Written by Walter Lanyon:
YOU sent that letter this morning, didn’t you? You carefully wrote it, addressed and sealed it, and then you dropped it in the box. You didn’t have a string tied to it, did you? No, you just dropped it in the box and went on your way. You didn’t think that the box was especially burglar-proof, did you? And you didn’t wonder how it would get from the box to the post office, and from the post office to the train, did you? You didn’t spend all that morning worrying about whether the train would arrive with it, did you? No, you dropped it light-heartedly into the box and forgot it.

You sent that prayer this morning, didn’t you? You carefully made your declarations for right and offset the wrong thoughts. You addressed your prayer to the All Highest and only ONE. But what did you do after you had sent it? You had a string of worry attached to it, and kept pulling it back to you to see if you could not add another word, or to see if it were really “made.” All morning long you doubted, and the next morning you sent another prayer; but it, too, was attached by a string of doubt and fear and did not get far.

Several days after you sent the letter you received an answer, which read: “I have your letter of such and such a date;” and you recalled that you had written a letter. Still you didn’t rush out of doors and stop every passer-by and say, “I sent a letter and got a reply,” and then elaborated on how you went through the whole affair, how you had hunted for paper and spilled the ink, or lost you pencil, etc. No, you accepted the letter, read it, got the benefit from it and went on you way.

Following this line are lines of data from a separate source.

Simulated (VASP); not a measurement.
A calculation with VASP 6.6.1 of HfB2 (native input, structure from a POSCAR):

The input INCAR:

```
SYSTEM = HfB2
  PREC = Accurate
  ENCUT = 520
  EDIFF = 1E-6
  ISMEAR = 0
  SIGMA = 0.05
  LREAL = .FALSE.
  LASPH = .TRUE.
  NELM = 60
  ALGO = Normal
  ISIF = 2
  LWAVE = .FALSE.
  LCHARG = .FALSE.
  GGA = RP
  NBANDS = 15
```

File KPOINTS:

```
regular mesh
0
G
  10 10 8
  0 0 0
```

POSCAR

And finally, in a half-hearted way, the poor little prayer which only half loosened, came back to you with a ray of light and you rushed to you nearest neighbor and said: “I had a demonstration – – you see it was this way, etc.”

“O ye of little faith!” Why don’t you cut the strings of worry that are attached to you every thought and “loose it and let it go?” Have the same faith back of your prayer that you have back of the letter and it will return to you with greater certainty and with surer reward.

Away out in the front lines while the battle was raging, a carrier pigeon was let loose with a message, and as he disappeared into the distance, fading away into the limpid blue of the sky, no worried thought hampered his voyage. When they “loosed him and let him go” they knew that he would fly to his destination and results would follow.

Who had not felt the perfect faith of a child in St. Nicholas? They ask for their heart’s desire and are never left without some expression of love. When ye ask, ask as believing ye shall receive. You don’t go into a store and ask the clerk for a certain article and then chase madly about repeating the request a thousand times. You ask and then wait. And so when we learn to ask and wait – – wait with the patience, which is absolute faith – – then we shall constantly receive the reply, the reward that is rightfully ours. “Ask and ye shall receive; knock and it shall be opened unto you; seek and ye shall find.” Don’t knock and at the same time try to force an entrance by the window. The master of the house will take you for a robber and only bar his doors heavier.

And so as you send a letter send your prayer – – let them go forth unhampered, untrammeled by fear, worry or care. Don’t stampede your thoughts – – a multitude of assertions accomplish nothing, they only congest you thinking. Speak to your Father in secret, and he will reward thee openly.